Destruction of forests a big carbon problem

Destruction of forests a big carbon problem

This statement would only be true if new trees maturing equalled old trees lost.

Destruction of forests a big carbon problem

In the Citizen printed Nov. 24 a letter from Peter Lake in which he proposed that there was no net affect on carbon levels in our environment from the release of carbon from forest fires, since new trees, when they mature, will sequester carbon dioxide from the atmosphere and maintain a balance.

This statement would only be true if new trees maturing equalled old trees lost. The reality is that the amount of carbon being released into the atmosphere from forest fires is accelerating, and 2015 was the worst year for which data has been published (the data only goes as far as 2015).

In 2016 we had the Fort McMurray fires and in 2017 we had the B.C. fires, which we were told at the time was the worst in recorded history in B.C. We therefore shouldn’t be surprised when the data for these years gets published, if the amounts of carbon released from forest fires sets new records in Canada.
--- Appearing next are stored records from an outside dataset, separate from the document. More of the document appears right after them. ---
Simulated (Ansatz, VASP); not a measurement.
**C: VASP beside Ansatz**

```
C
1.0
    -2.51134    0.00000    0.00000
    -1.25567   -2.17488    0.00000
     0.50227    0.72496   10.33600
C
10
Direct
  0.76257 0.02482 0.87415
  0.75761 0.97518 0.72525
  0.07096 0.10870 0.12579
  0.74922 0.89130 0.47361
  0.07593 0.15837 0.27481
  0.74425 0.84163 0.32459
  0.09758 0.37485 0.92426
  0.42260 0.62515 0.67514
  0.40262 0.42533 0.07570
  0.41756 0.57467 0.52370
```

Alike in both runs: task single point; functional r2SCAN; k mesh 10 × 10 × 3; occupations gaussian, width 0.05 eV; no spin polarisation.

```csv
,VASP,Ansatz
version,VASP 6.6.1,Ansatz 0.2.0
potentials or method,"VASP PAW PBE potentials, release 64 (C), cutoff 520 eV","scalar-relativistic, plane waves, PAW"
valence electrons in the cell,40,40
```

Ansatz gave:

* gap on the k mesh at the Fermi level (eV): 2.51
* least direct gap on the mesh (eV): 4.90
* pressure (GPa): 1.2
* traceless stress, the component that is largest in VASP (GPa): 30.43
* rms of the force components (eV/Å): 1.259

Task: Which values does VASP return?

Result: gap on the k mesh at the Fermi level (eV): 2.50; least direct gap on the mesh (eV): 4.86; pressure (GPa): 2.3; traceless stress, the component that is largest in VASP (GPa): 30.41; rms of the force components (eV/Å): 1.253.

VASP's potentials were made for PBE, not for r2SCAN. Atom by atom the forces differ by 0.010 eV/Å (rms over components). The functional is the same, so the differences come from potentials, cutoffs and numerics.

Efforts to reduce the amount of carbon being released by the consumption of fossil fuels are worthy, but trivial when the results are overwhelmed by the accelerating destruction of the forests, some of which may be caused by changes to summer temperatures and length of droughts which are predicted to worsen.

People who believe that climate change is only caused by the burning of fossil fuels deny the broader vision of others.